Human activities have drastically transformed the critical zone of IMLs. Modification of the landscape has resulted in the disturbance of soil structure, dramatic losses of wetlands and native vegetation, channelization of streams, and large nutrient loadings. Development of this landscape has likely reduced water's storage and residence time, and these shifts may also affect the landscape's resilience to future impacts associated with ongoing human activity or with extreme weather events caused by climate change. As a result, many believe this trajectory of rapid land use change is unsustainable for maintaining and increasing CZ services.
Studies in the Sangamon River Basin is led by researchers at the University of Illinois at Urbana-Champaign.
The central hypothesis for the IML-CZO is that, through human modification, the critical zone of IMLs has passed a tipping point and has gradually shifted from being a transformer of material flux with high nutrient, water, and sediment storage to being a transporter of material flux with low nutrient, water, and sediment storage.

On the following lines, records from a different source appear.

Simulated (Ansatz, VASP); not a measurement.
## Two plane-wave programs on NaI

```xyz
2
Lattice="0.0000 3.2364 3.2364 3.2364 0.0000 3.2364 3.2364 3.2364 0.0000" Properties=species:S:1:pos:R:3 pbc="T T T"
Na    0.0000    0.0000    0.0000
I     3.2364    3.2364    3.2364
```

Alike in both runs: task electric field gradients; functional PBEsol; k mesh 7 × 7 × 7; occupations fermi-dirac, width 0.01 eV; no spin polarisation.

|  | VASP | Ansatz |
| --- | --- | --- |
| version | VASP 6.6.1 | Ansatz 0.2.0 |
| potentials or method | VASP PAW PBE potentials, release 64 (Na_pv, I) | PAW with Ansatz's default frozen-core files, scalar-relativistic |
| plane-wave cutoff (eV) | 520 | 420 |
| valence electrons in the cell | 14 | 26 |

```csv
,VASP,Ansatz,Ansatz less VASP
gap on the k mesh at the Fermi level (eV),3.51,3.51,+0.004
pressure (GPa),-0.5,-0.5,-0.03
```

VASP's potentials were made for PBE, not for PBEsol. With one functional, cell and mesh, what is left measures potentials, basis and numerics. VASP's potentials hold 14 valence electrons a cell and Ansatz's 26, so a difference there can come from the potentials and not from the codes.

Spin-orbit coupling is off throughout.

An evaluation of how the system has responded to past change is key to understanding the resilience of soils in the context of current and future human-driven change. Understanding the direction of landscape and soil evolution in the IML-CZO prior to intensive human activity will allow us to address the question “How do current and future anthropogenic land use change (and climate change) compare with natural Quaternary and Holocene environmental change in terms of effects on physical processes in the critical zone?”
Soil organic matter (SOM) is the elixir of life in the critical zone, as it is central to sustaining both crop productivity and ecosystem services. Intensive agriculture causes a dramatic decline in SOM storage on the landscape. We hypothesize that intensive agricultural management can significantly modify the interrelated processes that affect SOM storage. The interactions of these processes influence the chemical reactivity of SOM and its structural characteristics, with potentially significant implications for the soil structure and residence times of solutes and solids.
Human activity is driving drastic changes in the hydrologic cycle through both short-term replumbing of the hydrologic system and long-term changes in both water availability and climate. In the short term, land use change alters hydrologic fluxes, including aquifer recharge and the stream response to storm events (e.g., flashier systems). At larger spatial and longer temporal scales, water withdrawals result in widespread drawdown of regional aquifers (e.g., the Ogallala aquifer in the Midwest). Finally, anthropogenic climate change is expected to redistribute water both spatially and temporally on the earth’s surface. We hypothesize that engineered drainage reduces the residence time of water and its associated suspended/dissolved loads in biogeochemically active locations of the critical zone. We will predict fluxes of water through surface and subsurface domains with isotopic tracers to characterize both physical residence times and integrated biogeochemical signatures from the land surface through soils into the fluvial network, including interactions with deeper groundwater.
Sediment dynamics shape the landscape, influence soil characteristics, determine the form of alluvial river channels, and control in-stream habitat. Many channels throughout this region, including the headwaters of Clear Creek and the Upper Sangamon River basin, have been channelized to improve drainage and facilitate the use of large farm equipment near streams. Understanding the connections of landscape and stream processes will aid in the understanding of channel response to human modification. Our hypothesis is that sediment dynamics depend on the extent and distribution of variations in the landscape.
The IML-CZO will use an integrated modeling approach that provides a framework for integrating high-resolution data (e.g., LiDAR, hyperspectral imagery) and event-driven dynamics shaping and shaped by long-term dynamics to provide a broader scale prediction and assessment framework. This effort will build upon the extensive modeling experience in our team and also draw upon other available models in collaboration with other CZOs.